Oh, sorry. I thought you were gonna ask something else.

Liam Neeson?! You posted my bail?!

That's right. I hear you've been all over town saying you could kick my arse.

Well, there's no time like the present.

Go ahead, take... your best... sh*t.

Oh, no, no, no, Mr. Neeson, you heard wrong.

There's nobody who respects you more than I do.

May I offer you the most sincere, honest apology I...?

Ha, ha!

Ow! Ah, damn it!

My hands are stinging from the vibrations!

My turn.

Aah!

Announcer: Will Liam Neeson punch Peter?

Will Stewie stop being jealous of his mom or something?

Stay tuned for the thrilling conclusion of this story, and the just-regular conclusion of the other story.


Oh, please don't hurt me!

I was just trying to seem tough in front of my friends!

Well, you're in trouble now, lad.

I've been a world-famous tough guy since I was 55.

Please, please, I'll do anything!

Anything you want, just don't k*ll me!

What could you possibly do for me?

I'll-I'll-I'll shine your shoes, or scrub your toilets!

Or coil your penis!

The lnternet tells me that's something you might have a need for.

Hmm... well, that could save me some time in the morning.

Whatever it takes for you to not b*at me up.

All right, it's a deal.

You can help me with some chores.

But one slip-up, and you'll be deader than the first man to die in the Battle of the Boyne.

(men shouting, w*apon f*ring)

(groans)

(gagging)

(weaponry f*ring in distance)

Normally when we do those, there's-there's, like, a joke.

I'm not your clown.

All right, Landon, let's see how you like it when someone moves in on your territory.

Let's just say your mom's about to see a diaper rashy scrotum.

Wow, I didn't know Landon had a younger sister.

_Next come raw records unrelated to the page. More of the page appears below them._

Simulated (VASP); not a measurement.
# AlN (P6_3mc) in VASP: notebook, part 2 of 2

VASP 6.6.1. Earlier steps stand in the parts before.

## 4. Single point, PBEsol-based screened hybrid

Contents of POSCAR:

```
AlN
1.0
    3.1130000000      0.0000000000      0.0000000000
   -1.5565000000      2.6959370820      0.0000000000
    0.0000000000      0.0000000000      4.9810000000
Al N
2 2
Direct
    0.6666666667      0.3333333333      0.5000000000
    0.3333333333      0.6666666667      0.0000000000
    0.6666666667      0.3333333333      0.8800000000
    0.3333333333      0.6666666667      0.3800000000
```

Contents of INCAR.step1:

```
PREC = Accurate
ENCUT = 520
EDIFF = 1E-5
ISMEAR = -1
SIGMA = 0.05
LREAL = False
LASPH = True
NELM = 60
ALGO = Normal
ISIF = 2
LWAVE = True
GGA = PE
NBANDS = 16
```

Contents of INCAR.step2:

Oh, hi. Aren't you a cutie.

Oh my God, this is gonna happen.

Okay, go run along with your teacher.

Time for me to go.

W-Wait, wait, don't leave!

Ow! My knee!

(crying)

Oh, sweetie, did you get a boo-boo?

Here, let me kiss it and make it better.

Okay, that's more like it.

Oh, I certainly hope no one sees Landon's mom bobbing for Stew.

Yeah, get in there.

Damn it, she's not watching.

You keep going, though.

Don't forget about the underneath part of my knee.

Okay, Peter, I've got a list of chores here.

Um, first, I've been summoned to be a potential juror, but I don't want to go, so I need you to report in my name.

Prospective juror number 17, the defendant is a kraken.

Would you have any problem convicting a kraken?

Um, I would try to be fair, but, uh, I am on record, you know, very famously, as having released a kraken.

Your Honor, we'd like to thank and excuse juror number 17.

Hey, man, thanks.

Yeah, good luck, man.

Okay, I have another important job for you.

I want you to take over my Twitter feed and tweet back to my fans.

(typing)

See? Like that.

You get the gist of what my Twitter is about.

Peter, I was at an outdoor mall today, and there was a kiosk selling little remote control cars.

One of them drove right up to me.

(laughs)

It was very funny and enjoyable, so what I need you to do is to go to a local gym and ask men to pee in your hands.

I-I don't see the connection there.

Do I need to repeat myself?

The car came right up to me.

It... it did spins and had flashing lights.

I enjoyed it.

Go to the gym, kneel down in the shower, and ask strange men to pee in your cupped hands.

(sighs)

(water running)

Hey, man, did Liam Neeson send you?

(chuckles)

Yeah, he loves them little cars.

All right, guys, how are we doing on Peter's bail money?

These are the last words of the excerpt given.